Rule Review & Insights
Defensive Holding and Slingshot Rule Review
Study the rule language, judgment keys, enforcement notes, and common officiating mistakes.
Rule Foundation
What to know
9-3-4-D: Defensive holdingDefensive holding is about restriction.
The slingshot technique is a common missed indicator when a defender grabs and uses the receiver to pull himself back into the play.
Defensive players may not use hands and arms to tackle, hold or otherwise illegally obstruct an opponent other than a runner.
Training Takeaway
Do not just see contact. See whether the defender restricted the receiver (took a step away, arm grab, shoulder dip/pull down) redirected, or got himself back in position illegally.
Judgment Keys
Look for these first
- Use the two-step process: identify restriction, then judge material effect.
- Watch for grabbing, turning, hooking, or pulling that changes the route.
- Identify slingshot action that brings the defender back into position. This is common when the defender is out of position, flat footed or realizes he is beat just after the receiver makes his break on the route.
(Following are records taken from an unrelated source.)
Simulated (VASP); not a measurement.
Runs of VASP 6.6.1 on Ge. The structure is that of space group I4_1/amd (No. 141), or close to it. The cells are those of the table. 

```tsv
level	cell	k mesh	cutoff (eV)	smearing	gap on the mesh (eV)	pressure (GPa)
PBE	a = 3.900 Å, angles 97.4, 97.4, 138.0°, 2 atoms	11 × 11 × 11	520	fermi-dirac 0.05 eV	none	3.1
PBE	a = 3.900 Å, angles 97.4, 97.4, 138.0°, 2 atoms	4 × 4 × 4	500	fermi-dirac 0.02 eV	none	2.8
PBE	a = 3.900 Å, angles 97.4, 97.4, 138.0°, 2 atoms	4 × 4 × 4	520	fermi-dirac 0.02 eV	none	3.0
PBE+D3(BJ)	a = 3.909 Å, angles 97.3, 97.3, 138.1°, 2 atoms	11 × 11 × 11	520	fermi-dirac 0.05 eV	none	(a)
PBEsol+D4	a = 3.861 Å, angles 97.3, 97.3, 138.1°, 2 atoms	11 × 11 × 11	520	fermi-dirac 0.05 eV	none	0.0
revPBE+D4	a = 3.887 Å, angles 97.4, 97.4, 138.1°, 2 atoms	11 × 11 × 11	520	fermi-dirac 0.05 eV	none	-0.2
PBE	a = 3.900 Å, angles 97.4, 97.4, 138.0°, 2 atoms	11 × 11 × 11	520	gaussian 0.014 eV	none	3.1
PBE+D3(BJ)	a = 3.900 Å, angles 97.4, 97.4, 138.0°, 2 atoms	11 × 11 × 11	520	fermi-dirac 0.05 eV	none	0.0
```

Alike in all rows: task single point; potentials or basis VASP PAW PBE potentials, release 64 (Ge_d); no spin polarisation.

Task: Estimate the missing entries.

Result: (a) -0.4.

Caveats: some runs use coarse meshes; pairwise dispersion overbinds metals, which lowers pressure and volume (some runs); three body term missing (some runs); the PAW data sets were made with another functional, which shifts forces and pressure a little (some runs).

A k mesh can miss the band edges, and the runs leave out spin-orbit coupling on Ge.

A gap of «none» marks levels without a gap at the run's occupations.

- Separate legal contact from restriction that affects timing or route progress.
Common Misses
What officials miss
- Only looking for jersey stretch and missing route restriction.
- Not having the eyes focused on the players hands and missing the slingshot because the defender recovers quickly.
- Calling contact that does not materially restrict the receiver.
Enforcement
After the flag
Confirm defensive restriction and report the foul with the correct player number and status. Defensive holding is an automatic first down for Team A.